LiPo battery powered Olimex boards use ESP32-S2’s USB OTG interface

Last year, Olimex introduced ESP32-S2-DevKit-LiPo and ESP32-S2-WROVER-Devkit-LiPo boards optimized for battery-powered applications with as little as 30uA deep sleep power consumption.

ESP32-S2 processor comes with a USB OTG interface, but at the time, Espressif Systems ESF-IDF SDK did not support programming via the built-in USB interface, so Olimex added CH340T USB to serial converter for programming.

The good news is that the SDK can now support USB programming without an external chip, so the company designed new versions of the boards without a USB to serial chip with namely ESP32-S2-DevKit-LiPo-USB and ESP32-S2-WROVER-Devkit-LiPo-USB boards.

ESP32-S2-DevKit-LiPo-USB (left) and ESP32-S2-WROVER-Devkit-LiPo-USB (right)

The specifications are basically the same as previously except for the removal of the USB to serial chip, support for USB OTG, and even lower power consumption:

  • Wireless module:
    • ESP32-S2-DevKit-LiPo – ESP32-S2-WROOM with Espressif ESP32-S2 single-core 32-bit LX7 microprocessor up to 240 MHz with  128 KB ROM, 320 KB SRAM, 16 KB SRAM in RTC, 4MB SPI flash
    • ESP32-S2-WROVER-Devkit-LiPo – ESP32-S2-WROVER – same as above plus 2MB PSRAM
  • Wireless connectivity – 2.4 GHz 802.11 b/g/n WiFI 4 up to 150 Mbps
  • Expansion – 2x 20-pin I/O headers with SPI, I2S, UART, I2C, touch sensors, PWM, etc… (pin-to-pin compatible with ESP32-S2-SAOLA-1)
  • USB – Micro OTG USB port connected via CH340T USB to serial chip
  • Misc – RGB LED, Reset button, user button, 6-pin header for programming
  • Power Supply
    • 5V via micro USB port or I/O pins
    • 2-pin header for LiPo battery plus battery charging and monitoring circuit, external power supply sense
    • Power consumption as low as 20 uA in deep sleep mode, 65 uA for ESP32-S2-WROVER
ESP32-S2-DevKit-LiPo-USB (2021) vs ESP32-S2-DevKit-LiPo (2020)

One may think removing a chip and connecting the USB interface directly to the micro USB port may be a trivial task, but Olimex explains it was quite complicated as they wanted to keep the LiPo charger and battery circuit, and notably be able to charge the battery in USB OTG mode, while providing 5V in host mode.

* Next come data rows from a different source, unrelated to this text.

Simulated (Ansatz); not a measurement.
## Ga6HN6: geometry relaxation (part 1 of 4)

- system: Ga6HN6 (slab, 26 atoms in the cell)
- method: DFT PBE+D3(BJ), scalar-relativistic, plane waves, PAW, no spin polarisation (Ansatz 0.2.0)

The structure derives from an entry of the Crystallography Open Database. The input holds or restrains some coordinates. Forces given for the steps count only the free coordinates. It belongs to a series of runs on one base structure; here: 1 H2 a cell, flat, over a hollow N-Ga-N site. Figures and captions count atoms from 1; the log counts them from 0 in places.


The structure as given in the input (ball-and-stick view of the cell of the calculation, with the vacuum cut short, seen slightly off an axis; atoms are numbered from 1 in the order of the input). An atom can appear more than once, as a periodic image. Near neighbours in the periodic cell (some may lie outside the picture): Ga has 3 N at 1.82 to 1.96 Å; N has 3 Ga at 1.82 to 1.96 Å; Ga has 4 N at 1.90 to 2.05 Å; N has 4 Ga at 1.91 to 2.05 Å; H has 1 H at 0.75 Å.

Since the boards are open-source hardware, you can also check out the schematics posted to Github, where you’ll also find an Arduino sketch controlling the RGB LED. It should however be noted that while the hardware supports USB device and host modes, but USB host functionality is still missing in ESP-IDF SDK.

You can buy the boards for 6.95 and 7.95 Euros respectively, and find additional links to documents on Olimex website.